The first question visitors to the Adachi Museum of Art ask, indeed the one they most often ask, is why there are so many works by Yokoyama Taikan. Visitors also seem puzzled by the Japanese-style garden, as though it is a mystery for such a magnificent garden to be located here in such a rural setting.
The answer to both puzzles lies with Adachi Zenko, the museum’s founder. Adachi felt a strong resonance between the sublime sensibility of the Japanese-style garden and the paintings of Yokoyama Taikan which he wished visitors to experience. Adachi constructed his Japanese garden with the hope that through its seasonal expression of natural beauty visitors would be inspired to view Taikan’s paintings with a renewed sense of appreciation. This new appreciation would then lead to increased interest in the works of other Japanese painters, fulfilling Adachi’s hope that visitors would be “moved by beauty.”
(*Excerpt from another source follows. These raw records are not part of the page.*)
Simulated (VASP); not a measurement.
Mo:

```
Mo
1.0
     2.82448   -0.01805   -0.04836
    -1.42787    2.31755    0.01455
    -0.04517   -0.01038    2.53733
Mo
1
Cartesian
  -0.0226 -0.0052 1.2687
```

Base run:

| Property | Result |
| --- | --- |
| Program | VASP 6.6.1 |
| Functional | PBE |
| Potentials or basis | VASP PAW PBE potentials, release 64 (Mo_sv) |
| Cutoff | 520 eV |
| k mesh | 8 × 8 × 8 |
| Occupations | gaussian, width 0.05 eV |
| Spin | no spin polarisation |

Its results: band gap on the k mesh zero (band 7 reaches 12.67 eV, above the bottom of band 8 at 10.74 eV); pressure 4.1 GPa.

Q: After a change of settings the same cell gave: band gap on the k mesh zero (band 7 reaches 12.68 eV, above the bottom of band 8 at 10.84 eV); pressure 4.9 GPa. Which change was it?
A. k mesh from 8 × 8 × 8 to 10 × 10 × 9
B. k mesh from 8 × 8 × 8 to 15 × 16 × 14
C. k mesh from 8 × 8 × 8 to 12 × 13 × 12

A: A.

Adachi Zenko was born on February 8, 1899, in Iinashi Village in what is now 320 Furukawa-cho, Yasugi City, Shimane Prefecture, the site of the museum. Immediately after primary school, he went to work on his family’s farm, but seeing that his parents’ hard work was to no avail, he resolved to become a merchant.
At age 14, he took a job hauling charcoal by handcart from the countryside, near where the museum stands today, to the port of Yasugi 15 kilometers away. One day it occurred to him that he could probably sell charcoal to the people living along his route, so he ordered extra, which indeed he was able to sell. When Adachi discovered that he could double his income this way, he became interested in business. Throughout his life, this interest in business was expressed in many ways. He became a textile wholesaler in Osaka after World War II, and also dabbled in real estate. At the same time, he began collecting works by Japanese painters, something he had loved since his youth, and eventually became known as an art collector.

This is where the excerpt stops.